Jan Hendrik Schön, a Bell Labs physicist whose papers promised to revolutionize the fields of organic electronics, superconductivity, and nanotechnology, fabricated data and falsified reports from 1998 through 2001, according to a report released today by a committee of independent investigators. Schön was fired from Bell Labs Tuesday night, shortly after officials there received the report. The findings mark this as one of the most extensive cases of scientific misconduct in modern history.
The committee's investigation grew out of a series of allegations in May that portions of figures in separate experiments appeared to have been duplicated (Science, 24 May, p. 1376). For instance, several figures contained apparently identical patterns of what should have been random noise. Bell Labs--the research arm of Lucent Technologies in Murray Hill, New Jersey--assembled an independent, five-member team led by Stanford University physicist Malcolm Beasley to look into the matter. The team ultimately focused on 24 separate papers that included 20 co-authors.
According to the report, Schön either falsified or fabricated data in 16 of the 24 cases. As well, he deleted his original data files, making it impossible to verify his scientific claims. "The evidence that manipulation and misrepresentation of data occurred is compelling," the report concludes.
Schön could not be reached for comment. But in a response to the committee that is part of the report, Schön says, "I have to admit that I made various mistakes in my scientific work, which I deeply regret. ... However, I would like to state that all of the scientific publications that I prepared were based on experimental observations."
The committee found no evidence of misconduct by any of Schön's co-authors. But the report raised a series of pointed questions regarding the role of Bertram Batlogg, Schön's supervisor and the group's senior member. In particular, the report questioned whether Batlogg should have looked more closely at the evidence supporting Schön's astounding string of reports, which in 2001 were being churned out at a rate of one every 8 days.

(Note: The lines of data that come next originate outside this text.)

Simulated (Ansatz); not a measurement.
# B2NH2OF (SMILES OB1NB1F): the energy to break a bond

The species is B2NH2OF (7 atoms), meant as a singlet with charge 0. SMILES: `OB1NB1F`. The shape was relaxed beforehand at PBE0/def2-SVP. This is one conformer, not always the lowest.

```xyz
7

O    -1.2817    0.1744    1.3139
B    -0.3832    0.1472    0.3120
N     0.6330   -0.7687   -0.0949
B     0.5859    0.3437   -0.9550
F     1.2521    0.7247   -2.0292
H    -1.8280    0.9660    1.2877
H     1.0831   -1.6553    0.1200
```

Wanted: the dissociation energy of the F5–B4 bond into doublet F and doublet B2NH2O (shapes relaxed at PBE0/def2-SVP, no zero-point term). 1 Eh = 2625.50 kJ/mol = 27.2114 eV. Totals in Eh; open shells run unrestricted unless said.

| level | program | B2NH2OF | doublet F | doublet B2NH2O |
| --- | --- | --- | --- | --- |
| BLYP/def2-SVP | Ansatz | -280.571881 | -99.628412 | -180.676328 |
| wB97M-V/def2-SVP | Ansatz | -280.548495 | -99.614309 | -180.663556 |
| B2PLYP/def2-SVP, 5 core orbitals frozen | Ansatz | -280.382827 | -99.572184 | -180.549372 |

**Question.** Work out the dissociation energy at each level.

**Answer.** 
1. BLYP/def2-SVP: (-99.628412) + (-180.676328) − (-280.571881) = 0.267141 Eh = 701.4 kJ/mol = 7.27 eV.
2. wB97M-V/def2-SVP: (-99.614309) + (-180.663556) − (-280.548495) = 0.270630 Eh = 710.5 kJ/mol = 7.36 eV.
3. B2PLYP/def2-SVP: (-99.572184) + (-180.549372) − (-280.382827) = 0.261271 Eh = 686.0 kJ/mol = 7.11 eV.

Other physicists said they are pleased with the thoroughness of the report, but saddened by its conclusions. "It's just stunning," says Lydia Sohn, a Princeton University physicist who was one of the first people to point out duplicate figures. "But this shows that the system of checks and balances in science works." According to Bell Labs vice president for research Cherry Murray, Bell Labs is now working with all of the authors to see which of Schön's papers should be retracted. Regardless of the decision, says Los Alamos National Laboratory physicist Art Ramirez, few physicists will ever reference the papers again. Says Ramirez: "For me this basically invalidates the whole body of work."